DAVID THOMPSON CIVIL DOCKET NO. 1:20-CV-01371

VERSUS JUDGE DAVID C. JOSEPH

DG LOUISIANA, LLC MAGISTRATE JUDGE JOSEPH H.L. PEREZ-MONTES

MEMORANDUM RULING Before the Court is a MOTION FOR SUMMARY JUDGMENT (the “Motion”) [Doc. 39] filed by Defendant DG Louisiana, LLC. An OPPOSITION [Doc. 45] was filed by Plaintiff David Thompson, to which DG Louisiana filed a REPLY [Doc. 51]. For the following reasons, DG Louisiana’s Motion is GRANTED. FACTUAL BACKGROUND On June 17, 2019, Plaintiff David Thompson (“Thompson”) went with his brother, James Thompson, to a Dollar General store in Alexandria, Louisiana,1 to purchase dog food. [Doc. 39-1 p. 1]. Thompson used a walker to supplement his mobility. Once they entered the store, Thompson separated from his brother to go to the dog food aisle. [Doc. 39-6 p. 26]. When he reached the middle of the aisle, Thompson’s walker got hung up on a stool that had been left in the aisle. Id. at pp. 26-27. Thompson was able to get his walker free from the stool without assistance but slipped and fell immediately thereafter. Id. at p. 29. Thompson did not notice anything on the aisle floor prior to falling nor did he recall seeing anyone else in the

1 The Dollar General store in this case is located at 2314 Broadway Avenue, Alexandria, Louisiana 71302. aisle before he fell. Id. at p. 32. However, after he fell, his brother noticed a dog bone on the floor which he believes caused the fall. Id. Thompson alleges that he sustained injuries to his left shoulder, arm, and neck as a result of his fall. [Doc. 39-1].
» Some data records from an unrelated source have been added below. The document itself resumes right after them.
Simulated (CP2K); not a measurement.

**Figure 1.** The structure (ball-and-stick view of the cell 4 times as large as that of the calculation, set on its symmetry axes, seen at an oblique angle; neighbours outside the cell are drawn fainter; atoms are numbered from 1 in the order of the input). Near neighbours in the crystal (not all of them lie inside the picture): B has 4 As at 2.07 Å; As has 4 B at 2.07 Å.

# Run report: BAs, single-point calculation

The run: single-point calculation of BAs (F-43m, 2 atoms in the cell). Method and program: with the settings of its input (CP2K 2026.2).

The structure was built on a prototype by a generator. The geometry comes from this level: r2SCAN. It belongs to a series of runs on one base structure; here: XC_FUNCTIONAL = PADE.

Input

On June 2, 2020, Thompson filed suit in the 9th Judicial District Court for Rapides Parish for the injuries he sustained as a result of Dollar General’s alleged negligence. [Doc. 1-1 p. 2]. Dollar General removed the suit to this Court on October 20, 2020, invoking the Court’s diversity jurisdiction pursuant to 18 U.S.C. § 1332. A Removal Order was entered on October 26, 2020. [Doc. 5]. Dollar General filed a motion for summary judgment on September 16, 2022, asserting that Thompson

cannot meet the requisite evidentiary burden under the Louisiana Merchant Liability Act. La. R.S. 9:2800.6. [Doc. 39]. Specifically, Dollar General contends that Thompson is unable to meet his evidentiary burden that Dollar General either: (i) created the condition or (ii) had actual or constructive notice of the condition and subsequently failed to exercise reasonable care. [Doc. 39, Doc. 51]. In response, Thompson alleges that Dollar General created the hazard by leaving a stool in the aisle and that circumstantial evidence shows that Dollar General had constructive

knowledge of the hazard. [Doc. 45-1]. LAW AND ANALYSIS I. Summary Judgment Standard A court should grant a motion for summary judgment when the pleadings in conjunction with affidavits and documentary evidence, “show that there is no dispute as to any material fact and that the movant is entitled to judgment as a matter of law.” Fed. R. Civ. P. 56; see also Celotex Corp v. Catrett, 477 U.S. 317, 323-24 (1986). In applying this standard, the court should construe “all facts and inferences in favor of the nonmoving party.” Deshotel v. Wal-Mart Louisiana, L.L.C., 850 F.3d 742, 745

(5th Cir. 2017; see Anderson v. Liberty Lobby, Inc., 447 U.S. 242, 255 (1986) (“The evidence of the non-movant is to be believed, and all justifiable inferences are to be drawn in his favor.”). As such, the party moving for summary judgment bears the burden of demonstrating that there is no genuine dispute of material fact as to issues critical to trial that would result in the movant’s entitlement to judgment in its favor, including identifying the relevant portions of pleadings and discovery. Tubacex, Inc,

v. M/V Risan, 45 F.3d 951, 954 (5th Cir. 1995). The court must deny the moving party’s motion for summary judgment if the movant fails to meet this burden. Id. If the movant satisfies its burden, however, the nonmoving party must “designate specific facts showing that there is a genuine issue for trial.” Id. (citing Celotex, 446 U.S. at 325). There is no genuine issue for trial — and thus a grant of summary judgment is warranted — when the record as a whole “could not lead a rational trier of fact to find for the non-moving party.” Matsushita Elec. Indus. Co. v.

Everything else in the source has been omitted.